It is easy to say
“I’m going to leave everything to my kids”, and in fact, so long as there
are no unforeseen events, this is exactly what would happen. The problem is
that life unravels in ways that we do not often expect. For example, we
often fail to consider what would happen if we died with one of our primary
beneficiaries in a car crash or other accident; or what would happen if a
beneficiary predeceased us after we had become disabled and unable to change
our will or trust plans; or we fail to consider that one of our
beneficiaries may be disabled and receiving a needs-based form of government
assistance with which a direct inheritance would interfere.
The most common form of testamentary
document is a Last Will and Testament. Most people think of a last will and
testament in terms of the ability to choose one's primary and contingent
beneficiaries and avoid application of the intestacy law. While this is
certainly an important aspect of a last will and testament, a well crafted
last will and testament should address other important issues. These issues
include, but are not limited to: (1) providing for minor beneficiaries (who
shall have custody and should there be a trust to prevent them from
receiving their entire inheritance upon attaining the age of eighteen); (2)
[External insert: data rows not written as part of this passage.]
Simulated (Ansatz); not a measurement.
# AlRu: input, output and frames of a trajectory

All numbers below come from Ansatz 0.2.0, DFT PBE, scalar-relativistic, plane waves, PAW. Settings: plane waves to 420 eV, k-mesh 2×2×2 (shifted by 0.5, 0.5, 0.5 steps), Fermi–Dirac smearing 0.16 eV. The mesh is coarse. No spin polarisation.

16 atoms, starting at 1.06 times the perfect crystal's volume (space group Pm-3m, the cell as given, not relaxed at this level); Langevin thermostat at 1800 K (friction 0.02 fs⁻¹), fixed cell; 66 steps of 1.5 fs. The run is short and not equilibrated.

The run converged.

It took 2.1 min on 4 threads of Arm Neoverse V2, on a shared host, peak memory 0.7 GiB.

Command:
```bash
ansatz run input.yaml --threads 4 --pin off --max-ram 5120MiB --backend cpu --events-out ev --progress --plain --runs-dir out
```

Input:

establishing a protective trust for adult children in order to protect their
inheritances against the future claims of potential creditors (or even to
protect the beneficiaries from themselves!).
One misconception we hear all too frequently is the idea that your will
controls all of your assets at your death. It does not. Your last will and
testament only controls that which is in your name alone and does not (and
by law cannot) control the disposition of anything you own along with
someone else in the form of joint tenants with rights of survivorship,
tenancy by the entirety, or as to which you have specifically created a
transfer upon death (TOD), payable upon death (also referred to as 'POD', 'ITF'
or 'In Trust For') or similar beneficiary designation. In other words, your
last will and testament cannot control the disposition of a certificate of
deposit that you have made payable upon death to a particular individual,
even though you are now disinheriting that individual in your last will and
testament. You must exercise great care with respect to beneficiary
designations or payable upon death directions which you have left at
brokerage firms, banks, mutual funds, life insurance, annuities, the company
you retired from, or other asset holders. Many of our clients select a per
stirpes distribution under their wills and yet a 'TOD', 'POD', 'ITF', 'In
Trust For', or similar designation will only permit a per capita
distribution. You then have to decide whether you want to contradict the
intentions as expressed in your last will and testament, or alternatively,
leave these designations off of your accounts entirely so that a per stirpes
distribution which you may have designated in your last will and testament
will control. Likewise, assets bearing any of these designations cannot be
controlled by the dispositive provisions of a trust.